After identity, MCPG asks: can this caller do this thing? Three policy engines ship out of the box. They have very different ergonomics; pick one based on what your team already knows or chain them for defense-in-depth.
The engines
| Plugin | Best for | Languages |
|---|---|---|
policy.cedar | Sub-millisecond evaluation, structured conditions | Cedar (AWS) |
policy.opa | Existing Rego policies, complex data lookups | Rego |
policy.casbin | RBAC / ABAC with explainable denies | Casbin DSLs (RBAC, ACL, ABAC) |
All three plugins implement the same policy_engine trait, which means they compose:
chain them and every decision must pass every engine. Obligations and redactions stack.

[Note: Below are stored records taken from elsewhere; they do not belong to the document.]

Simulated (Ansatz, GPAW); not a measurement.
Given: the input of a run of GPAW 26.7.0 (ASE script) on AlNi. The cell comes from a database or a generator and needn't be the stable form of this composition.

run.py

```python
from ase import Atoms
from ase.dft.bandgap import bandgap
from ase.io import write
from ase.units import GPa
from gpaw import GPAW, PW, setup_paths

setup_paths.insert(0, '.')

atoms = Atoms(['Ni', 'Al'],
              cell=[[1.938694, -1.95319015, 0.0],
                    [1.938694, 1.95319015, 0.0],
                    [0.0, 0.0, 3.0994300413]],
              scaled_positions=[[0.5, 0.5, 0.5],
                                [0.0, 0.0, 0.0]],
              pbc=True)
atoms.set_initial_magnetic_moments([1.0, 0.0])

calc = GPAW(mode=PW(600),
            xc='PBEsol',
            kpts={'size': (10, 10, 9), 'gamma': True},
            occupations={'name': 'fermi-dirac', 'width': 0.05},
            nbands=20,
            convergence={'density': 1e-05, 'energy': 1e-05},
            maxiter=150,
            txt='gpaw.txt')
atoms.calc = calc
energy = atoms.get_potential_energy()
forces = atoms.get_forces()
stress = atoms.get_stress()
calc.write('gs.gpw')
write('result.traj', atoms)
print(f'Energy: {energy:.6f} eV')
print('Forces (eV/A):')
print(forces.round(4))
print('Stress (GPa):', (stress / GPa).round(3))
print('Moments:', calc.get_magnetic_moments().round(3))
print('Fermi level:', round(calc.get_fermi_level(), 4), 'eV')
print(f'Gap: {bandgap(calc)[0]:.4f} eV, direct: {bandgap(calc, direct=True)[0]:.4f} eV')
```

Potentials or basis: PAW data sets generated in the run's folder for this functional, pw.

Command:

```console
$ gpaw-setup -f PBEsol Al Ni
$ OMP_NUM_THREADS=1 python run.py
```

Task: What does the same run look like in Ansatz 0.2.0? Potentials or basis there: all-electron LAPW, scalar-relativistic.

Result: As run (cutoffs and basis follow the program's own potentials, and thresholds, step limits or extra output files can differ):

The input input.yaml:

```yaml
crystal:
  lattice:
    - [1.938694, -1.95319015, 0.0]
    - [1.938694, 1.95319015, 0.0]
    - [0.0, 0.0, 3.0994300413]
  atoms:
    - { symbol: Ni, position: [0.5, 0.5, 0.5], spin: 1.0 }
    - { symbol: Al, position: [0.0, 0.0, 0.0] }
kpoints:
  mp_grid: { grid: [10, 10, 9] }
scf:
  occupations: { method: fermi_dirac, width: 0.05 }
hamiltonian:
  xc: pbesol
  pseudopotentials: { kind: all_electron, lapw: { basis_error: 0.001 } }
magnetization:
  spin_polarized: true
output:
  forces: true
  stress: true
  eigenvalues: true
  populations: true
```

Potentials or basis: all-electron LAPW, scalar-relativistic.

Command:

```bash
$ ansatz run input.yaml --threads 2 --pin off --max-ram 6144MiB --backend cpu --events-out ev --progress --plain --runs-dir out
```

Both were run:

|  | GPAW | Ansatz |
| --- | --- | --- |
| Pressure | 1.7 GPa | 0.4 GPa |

Cedar (recommended for new deployments)
Fast, in-process, hot-reloadable. Sub-millisecond per evaluation:
// policies/admin.cedar
permit (
principal in Group::"platform",
action == Action::"github.list_repos",
resource == Tool::"github"
);
// policies/redact.cedar
@redact(field="email")
permit (
principal,
action == Action::"users.list",
resource == Tool::"directory"
);
Wire it up:
policy:
- id: cedar
type: policy.cedar
bundle: ./policies/
hot_reload: true
The @redact annotation is a Cedar extension specific to MCPG — the gateway applies
field-level redaction post-dispatch when the policy permits with redactions.
OPA (Rego)
If you already have Rego policies, use OPA. Two modes:
Embedded WASM — compile your bundle to WASM with opa build -t wasm and run it
in-process. No external OPA daemon, sub-millisecond evaluation.
policy:
- id: opa
type: policy.opa
mode: embedded
bundle: ./bundle.tar.gz
Remote REST — talk to a separate OPA service. Useful if you already operate OPA as a control plane.
policy:
- id: opa
type: policy.opa
mode: remote
url: http://opa.svc.cluster.local:8181/v1/data/mcpg/allow
timeout: 50ms
fail_open: false
Casbin
When your model is fundamentally RBAC or ABAC and you want explainable denies:
policy:
- id: casbin
type: policy.casbin
model: ./model.conf
policy: ./policy.csv
explain: true # include deny reasons in the audit log
The explain mode logs which rule denied on every deny — invaluable for debugging
"why was this blocked".
Composition
Run multiple engines in a chain. Every engine must permit:
policy:
- id: cedar # fast structural check
type: policy.cedar
bundle: ./cedar/
- id: opa-data # data-heavy lookup against an external policy store
type: policy.opa
mode: remote
url: http://opa.svc/v1/data/mcpg/allow
If Cedar denies, OPA isn't called. If Cedar permits but OPA denies, the request is
denied. Obligations from both stack: e.g. Cedar requests redaction of email, OPA
requests redaction of phone — both happen.
Per-tool, per-binding, or global
Policy applies wherever you wire it:
# Global — every tool call
policy:
- id: cedar
type: policy.cedar
# Per-binding — only this binding's tools
bindings:
- id: github
type: http
policy:
- id: cedar-github
type: policy.cedar
bundle: ./policies/github/
# Per-tool — only one specific tool
bindings:
- id: github
tools:
- name: delete_repo
policy:
- id: human-approval
type: security.tool-gate-slack-approval
channel: '#prod-approvals'
The chain accumulates: a delete_repo call goes through global → binding → tool
policies in that order.
Audit
Every decision (permit, deny, with-obligations) writes an audit row. The audit ledger is chained per-org with Ed25519 signatures so tampering is detectable. See the observability deep-dive article for the audit storage model.